Training Your Focus

How is your focus? Do you find it easy to concentrate for longer chunks of time or are you easily distracted? Do you enjoy doing the same thing at the same focus level over and over again, or are you easily bored?

I used to think that focus is a function of pleasure: I can concentrate on this because I like it. I do some stuff better than other because I like it. While loving what you do can keep your concentration high, at least in the beginning, maintaining a constant, high focus is not a function of pleasure at all. It’s a function of will.

Focus can be trained. It can be enhanced, it can be shaped the way you want. It can serve you well, if you treat it well. In today’s post I’ll share some of my observations regarding focus and how one can work this tool the same way you work your muscles in your daily workout.
Detach From Pleasure

To like something is a great “do” igniter. It really puts you on the road. Starting something you don’t like is usually slower and less energizing. But after the initial thrill, even if you do like what you’re doing, keeping yourself in the flow requires a lot of effort. Your focus will start to weaken.

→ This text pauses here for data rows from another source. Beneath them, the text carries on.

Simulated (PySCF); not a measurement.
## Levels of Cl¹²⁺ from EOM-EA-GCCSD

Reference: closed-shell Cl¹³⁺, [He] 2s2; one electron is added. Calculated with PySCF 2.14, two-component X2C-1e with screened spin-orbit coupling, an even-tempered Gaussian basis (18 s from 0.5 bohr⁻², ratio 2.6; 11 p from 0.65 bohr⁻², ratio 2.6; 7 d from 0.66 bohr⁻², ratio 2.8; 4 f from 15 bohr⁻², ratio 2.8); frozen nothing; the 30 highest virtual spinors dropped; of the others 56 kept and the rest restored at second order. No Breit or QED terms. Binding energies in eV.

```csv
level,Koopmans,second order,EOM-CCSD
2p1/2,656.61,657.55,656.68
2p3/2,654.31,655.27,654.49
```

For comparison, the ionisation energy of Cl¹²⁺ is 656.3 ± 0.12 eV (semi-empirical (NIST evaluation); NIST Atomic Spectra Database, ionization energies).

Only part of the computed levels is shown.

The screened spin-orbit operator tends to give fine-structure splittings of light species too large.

The best way to ensure a constant flow of focus is to detach from pleasure. To treat every single task emotionally equal. Might sounds “robotish” and totally not fun, but in fact it’s just a way to trick your focus into a better approaching method.

If you’re constantly doing only things you like, your focus will develop a sort of addiction. It will unconsciously start looking for nice stuff, and will ignore difficult, or boring things. It will not discard it and put it aside for later, the boring stuff will simply disappear from the radar. You’ll end up as a hedonistic prisoner of “only nice stuff, please”.

Detaching from pleasure doesn’t mean you will refrain from enjoying what you’re doing. Detaching from pleasure means you’ll start doing things regardless of their niceness level. You’ll just do them. Detaching from pleasure means you’re also detaching from boredom. If you can observe yourself doing stuff, pleasure and boredom are just choices. You’re doing that thing anyway, so you can chose how you feel about it.
Assess Results

Whenever you keep your focus on something for longer chunks, take your time to assess results every once in a while. Take your time to see how were you at the beginning of the task and how are you now. Especially in difficult tasks, assessing results is a great focus enhancer.

It does this by progress showing. If you’re caught in solving a longer problem, you might forget where you started. You start circling and stumbling. You get caught in a pattern of “I’m getting nowhere with this” and your focus will start weaken. The hedonistic part of you will ask for something nice to hang on, and you’ll step away form the problem and go grab a cookie, for instance.

If after the cookie your focus will be higher, it would be great, but your focus is usually thinner. You didn’t assess any results, you just tried to escape a difficult task. Your focus will want again to the cookie.

Assessing results is easy, is a matter of saying: “I started this journey 15 minutes ago, and I’m doing ok, regardless of the fact I’ve done only one single step. I’m ok. I’m on it.”. Your focus will be forced to stay there until you solve the problem. You assessed your position, you acknowledged the fact that you’re making progress.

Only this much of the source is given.